The points adjudged in the cases of the Sarah Starr and the Aigbarth apply to this, and must govern in these particulars the decision of this case.

Judgment for the libellants, condemning the vessel and cargo as enemy property. The libellants are permitted to give further proofs on the question of breach of blockade, if offered within ten days after notice of this decree. The report of the Navy Department to the Secretary of State, dated July 24, 1861, does not supply definite and adequate statements of the forces actually maintaining the blockade off the port of Newbern, or in that direct vicinity. It must be presumed to be within the competency of the Navy Department to prove affirmatively the acts of blockade performed by the squadrons, or particular vessels assigned to that service.*

THE BRIG MARY MCRAE.

Part of vessel condemned, under the 6th section of the act of July 13, 1861, (12 U. S. Stat. at Large, 257,) as belonging to a citizen of a State in insurrection.

Part of vessel acquitted.

The claim of the owner of the acquitted part to a lien upon the condemned part for outlays in fitting the vessel was disallowed, and the claimant was referred to the power of the Secretary of the Treasury, under the 8th section of the act, to remit the forfeiture.

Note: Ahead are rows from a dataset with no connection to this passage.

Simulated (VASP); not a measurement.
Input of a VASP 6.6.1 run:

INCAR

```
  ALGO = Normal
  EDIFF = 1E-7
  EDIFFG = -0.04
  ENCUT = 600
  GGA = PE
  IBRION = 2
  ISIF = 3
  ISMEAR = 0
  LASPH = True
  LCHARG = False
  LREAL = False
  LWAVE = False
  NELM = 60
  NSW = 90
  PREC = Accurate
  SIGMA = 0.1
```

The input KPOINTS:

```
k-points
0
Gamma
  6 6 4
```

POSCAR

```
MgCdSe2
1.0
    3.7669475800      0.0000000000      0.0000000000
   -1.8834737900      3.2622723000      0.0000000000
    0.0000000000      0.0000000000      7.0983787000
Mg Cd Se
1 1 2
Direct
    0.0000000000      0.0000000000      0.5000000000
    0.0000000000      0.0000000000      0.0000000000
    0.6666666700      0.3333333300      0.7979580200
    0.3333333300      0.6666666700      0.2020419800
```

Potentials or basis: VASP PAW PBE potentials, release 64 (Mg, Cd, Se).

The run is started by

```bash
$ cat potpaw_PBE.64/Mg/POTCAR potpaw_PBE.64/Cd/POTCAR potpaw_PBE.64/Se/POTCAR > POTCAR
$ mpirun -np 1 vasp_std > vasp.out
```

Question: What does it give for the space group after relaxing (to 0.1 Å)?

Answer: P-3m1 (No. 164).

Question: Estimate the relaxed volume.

(Before BETTS, J., December, 1861.)

BETTS, J.: This is a libel of information by the United States, demanding the forfeiture of the above-named brig, under the 6th section of the act of Congress of July 13, 1861. (12 U. S. Stat. at Large, 257.) It is ordered by the court that three fourth parts of said brig be adjudged forfeited to the libellants with costs, and that one fourth part, claimed by James Crocker, be acquitted. The claims of Crocker for outlays in fitting the vessel are no lien in law upon the remaining three fourth parts, and whether any portion of that forfeiture will be remitted to him rests in the discretion of the Secretary of the Treasury, under the 8th section of the act above named.

Judgment accordingly.

* This decree was affirmed, on appeal, by the circuit court, July 17, 1863.

The D. F. Keeling.

THE SCHOONER D. F. KEELING.

Under the confiscation act of July 13, 1861, a vessel belonging to an alien female, who resided transiently at New Orleans, having gone there to visit some relatives and attend to some matters of account, with the intention of then returning abroad, and who was engaged in no mercantile business there, was held not to be subject to forfeiture.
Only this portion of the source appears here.